Galley Girl: Where did you grow up?

Owen King: In Bangor, Maine. It's the last real metropolitan area in the states. It's Bangor, and then 10 hours to Quebec. Everything in between is trees.

GG: At what age did you get interested in writing?

OK: At some point when I was in high school. Maybe by then I had decided that I couldn't be a baseball player, so I needed to find something else to do.

GG: You had two parents who were writers [mom is novelist Tabitha King]. You must have had a lot of writing going on in your house. What was that like?

OK: My parents worked at home. But it's not as if I grew up in some sort of writing factory. My parents were just parents, and that happened to be their job. They worked while I was at school, so they were just my parents when I came home.

GG: Did your dad read to you when you were growing up, or tell you stories?

OK: I grew up in a house with a rich storytelling tradition. I think that's a big part of my life growing up, but I'm not overeager to elaborate on it. I think the question that comes to people's minds is, "What was it like to be Stephen King's kid? What was it like to grow up in that house?" The answer is sort of that I just don't think it's that relevant to what I'm doing. I understand people's curiosity and yet, I've made a really decided effort to write in a way that's individual to me, and do as much as I can possibly do on my own without being insane about it. I think refusing to answer any questions about it is an invitation for people to be more interested, not less. I feel comfortable saying that I think people would be surprised that my parents are part of the community in the place where I grew up. I went to public school, my dad worked in the Little League fields when I was a kid, my parents went to my elementary school concerts, where you stand on the risers, and you're all in your suits and you all sing, "God Bless America." My parents were a part of all of that, and in the community where I grew up, they're not celebrities, they're just Steve and Tabby.

GG: At what point did you understand that your father was a celebrity?

OK: Although I went to public school, and my friends tended to come from working-class families, and although I worked minimum-wage jobs when I was in high school, it would be complete fabrication to say that I didn't grow up with tremendous means and a huge house. So we were different in that sense—very different. I've had a lot of advantages along the way, that is certainly true, like anybody else in this country whose family is in that top one percent.

GG: How did you come to write We're All in This Together?

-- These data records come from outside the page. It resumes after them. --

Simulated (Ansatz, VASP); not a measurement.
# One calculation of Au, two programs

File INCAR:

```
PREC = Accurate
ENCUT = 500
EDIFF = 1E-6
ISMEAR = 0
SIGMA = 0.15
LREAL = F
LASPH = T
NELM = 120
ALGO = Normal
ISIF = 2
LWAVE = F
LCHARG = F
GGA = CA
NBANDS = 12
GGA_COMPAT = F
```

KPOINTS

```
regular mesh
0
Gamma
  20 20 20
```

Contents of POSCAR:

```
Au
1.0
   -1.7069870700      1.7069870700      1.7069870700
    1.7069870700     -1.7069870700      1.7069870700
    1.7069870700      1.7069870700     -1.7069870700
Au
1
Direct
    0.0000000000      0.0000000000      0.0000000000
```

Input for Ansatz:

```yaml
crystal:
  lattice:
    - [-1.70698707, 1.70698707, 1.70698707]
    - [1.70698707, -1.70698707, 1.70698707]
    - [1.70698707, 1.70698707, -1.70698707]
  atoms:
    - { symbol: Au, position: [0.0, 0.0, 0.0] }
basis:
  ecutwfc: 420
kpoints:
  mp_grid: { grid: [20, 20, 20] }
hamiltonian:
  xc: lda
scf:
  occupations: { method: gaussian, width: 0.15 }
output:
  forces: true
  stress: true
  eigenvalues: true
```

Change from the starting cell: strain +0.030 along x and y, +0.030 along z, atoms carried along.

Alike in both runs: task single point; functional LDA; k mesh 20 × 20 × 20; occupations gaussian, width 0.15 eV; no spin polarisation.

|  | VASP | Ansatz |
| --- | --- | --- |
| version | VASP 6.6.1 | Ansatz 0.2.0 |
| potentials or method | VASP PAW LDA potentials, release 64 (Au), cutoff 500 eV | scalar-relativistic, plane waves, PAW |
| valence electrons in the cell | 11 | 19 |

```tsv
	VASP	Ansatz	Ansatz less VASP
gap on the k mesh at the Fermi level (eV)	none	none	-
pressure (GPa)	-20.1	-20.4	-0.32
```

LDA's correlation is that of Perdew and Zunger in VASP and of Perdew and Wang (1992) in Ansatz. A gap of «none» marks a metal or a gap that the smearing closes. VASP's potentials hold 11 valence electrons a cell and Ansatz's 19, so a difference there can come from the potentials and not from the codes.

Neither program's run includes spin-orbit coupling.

OK: I had a lot of pent-up feelings about the election in 2000, especially as time went on. Ultimately, what I want the book to say is that all of the people we live with—the different ethnicities, genders, in different parts of the country—we are all in it together. I really believe that people who think the things that I think, and the people who have deep-seated evangelical Christian beliefs, are the people who need to be talking to each other.

GG: Why did you start the book with the famous Donald Rumsfeld quote about known knowns and unknown unknowns?

OK: What Rumsfeld said on that occasion was so bizarre. There's almost a strange poetry to his prevarications. They're so amazing. You can listen to him all day, because he's so detached from any kind of reality as you or I might see it. I have no idea what he's talking about half the time; I don't think that he does, either. It's sort of this weird free association that he does. I thought it was a very telling quote about things in our world today.

GG: What's it like to be a writer with Stephen King as your father? OK: You really can't get caught up in it, because obviously I'm not going to be that successful. I don't even know if I would want to be that successful. I just want to write well, and tell stories well. When I think of a model for the kind of career I want to have, I think of a guy like Jakob Dylan. He's in this band, and he plays his own music, and it really doesn't sound all that much like his dad's. It speaks for itself. He worked really hard and did his own thing, and that's what I've tried to do. My publisher's different, my medium is the same, but the subject matter is different, the style is different. I try to be my own person, sink or swim, kind of on my own. Hopefully float.